Would be grateful for any help/advice!
I'm working on a multi effect for saxophone using Bela. I already have a few effects working well. One of those is a time-domain pitch-shifter using amdf as described in this paper:
This pitchshifting algorithm works rather well and I feel the responsiveness and low latency is muuch better than some other pitchshifting effects I've tried. But I stumbled upon the PSOLA algorithm and was intrigued that it supposedly keeps the formants of the signal!
So I read up a bit on the PSOLA algorithm and took a try at implementing it in the BELA. I now have something that works. Kinda...
But. There are some things that aren't totally clear to me.
The "pitch marks". Must they be positioned on a high energy peak and if so, why? I'm currently using the amdf for the pitch tracking and it won't find peaks in the periodic signal.

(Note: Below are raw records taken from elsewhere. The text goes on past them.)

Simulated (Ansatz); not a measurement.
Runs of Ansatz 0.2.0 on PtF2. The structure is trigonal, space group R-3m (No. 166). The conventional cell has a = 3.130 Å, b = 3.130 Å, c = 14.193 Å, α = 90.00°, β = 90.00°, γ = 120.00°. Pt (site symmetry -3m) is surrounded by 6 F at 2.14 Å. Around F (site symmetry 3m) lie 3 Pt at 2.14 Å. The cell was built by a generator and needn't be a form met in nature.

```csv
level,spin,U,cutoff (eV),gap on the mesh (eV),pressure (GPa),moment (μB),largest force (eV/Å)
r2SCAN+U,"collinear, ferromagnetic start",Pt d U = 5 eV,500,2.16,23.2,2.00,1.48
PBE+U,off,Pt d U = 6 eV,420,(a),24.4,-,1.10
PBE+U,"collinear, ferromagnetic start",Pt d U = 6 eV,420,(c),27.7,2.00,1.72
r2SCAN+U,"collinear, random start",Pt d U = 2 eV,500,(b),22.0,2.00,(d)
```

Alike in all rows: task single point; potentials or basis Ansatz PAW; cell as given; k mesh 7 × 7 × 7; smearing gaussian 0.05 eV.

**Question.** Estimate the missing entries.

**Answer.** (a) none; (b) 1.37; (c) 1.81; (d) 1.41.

The grains/splices/segments. Must/should they be 2 periods long as I've read in many places? Why? Should it always be a new grain for every period, regardless of grain size (i.e. with a grain size of 2 periods, there would always be two grains overlapping)?
The windowing of the grains. Must/should it be the same window regardless of distance between grains, or does it make sense to aim for crossfadeish between grains? Or at least make the grainsize/window larger when the grains are far apart? As of now, a down shift of two octaves, will introduce a lot of zero samples between the grains.
Intuitively I have a feeling that the windowing/grain size is key in creating the pitch shift. I was considering the case of a grain/window size of 3 periods and a pitch ratio of 0.5 (shifting down 1 octave). This would have the combined grains overlap by exactly one period, basically resulting in no pitch shift.
Would be happy to get some better understanding of this. Grateful for any help!